Sampling Location Map

Data

Background

The Illinois Valley Water Quality Monitoring Program was developed in late-2022 with a sense of urgency. The Illinois Valley Soil and Water Conservation District (IVSWCD)-produced Cannabis Industry Impacts to the Environmental Health of the Illinois Valley River Basin and Community Well-Being (Hall. 2022) report detailed the ecologically damaging effects that the illegal cannabis boom had on the Illinois Valley watershed – and, additionally, highlighted a clear lack of historical water quality data in the watershed. The upsurge of this unregulated industry reached a fever pitch in late-2021. The deterioration of water quality in the local rivers and streams through wanton water theft was worsened by ongoing severe drought conditions. The initial priorities of the Illinois Valley Water Quality Monitoring Program involved a specific focus on the effects of unregulated cannabis on agricultural water quality and a plan to resolve the paucity of water quality data currently available for the watershed through the consistent sampling of the local rivers and streams.
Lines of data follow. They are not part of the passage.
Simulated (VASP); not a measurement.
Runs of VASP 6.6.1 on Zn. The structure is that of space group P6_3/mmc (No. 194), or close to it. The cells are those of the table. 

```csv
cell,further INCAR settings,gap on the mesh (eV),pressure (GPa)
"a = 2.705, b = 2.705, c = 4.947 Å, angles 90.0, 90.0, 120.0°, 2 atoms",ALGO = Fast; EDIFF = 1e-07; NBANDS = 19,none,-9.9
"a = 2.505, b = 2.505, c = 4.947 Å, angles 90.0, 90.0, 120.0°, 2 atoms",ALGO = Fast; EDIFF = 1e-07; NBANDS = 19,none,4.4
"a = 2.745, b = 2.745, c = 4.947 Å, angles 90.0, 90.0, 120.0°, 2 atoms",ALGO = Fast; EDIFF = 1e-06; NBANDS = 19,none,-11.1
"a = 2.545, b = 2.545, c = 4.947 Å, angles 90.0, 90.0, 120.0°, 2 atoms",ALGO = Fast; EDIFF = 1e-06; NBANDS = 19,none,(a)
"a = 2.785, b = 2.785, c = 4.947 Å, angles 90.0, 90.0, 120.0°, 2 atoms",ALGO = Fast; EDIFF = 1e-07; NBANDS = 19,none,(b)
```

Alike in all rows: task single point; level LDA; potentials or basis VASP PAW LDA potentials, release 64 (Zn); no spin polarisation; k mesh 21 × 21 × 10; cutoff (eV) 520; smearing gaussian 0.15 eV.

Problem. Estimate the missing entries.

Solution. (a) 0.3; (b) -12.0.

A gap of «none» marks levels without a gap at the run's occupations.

The IVSWCD has since broadened the lens of this program to concentrate on the collection of agricultural water quality data in the Illinois Valley as opposed to centering the focus on unregulated cannabis (an industry that is, due to its clandestine nature, notoriously difficult to monitor). The IVSWCD, thanks to financial support from both a private funder and the Oregon Department of Agriculture and in close partnership with the Illinois Valley Watershed Council, has now collected six months of agricultural water quality data and is taking steps forward in developing a robust dataset. This data, soon to be made publicly available, can be used for a wide range of utilities: from a conservation organization deciding where to focus project work restoring salmon habitat to an individual deciding where one can safely swim in the late summer. Surface water is sampled at 19 sites throughout the watershed by a dedicated team of water sampling technicians during the April-November water sampling season.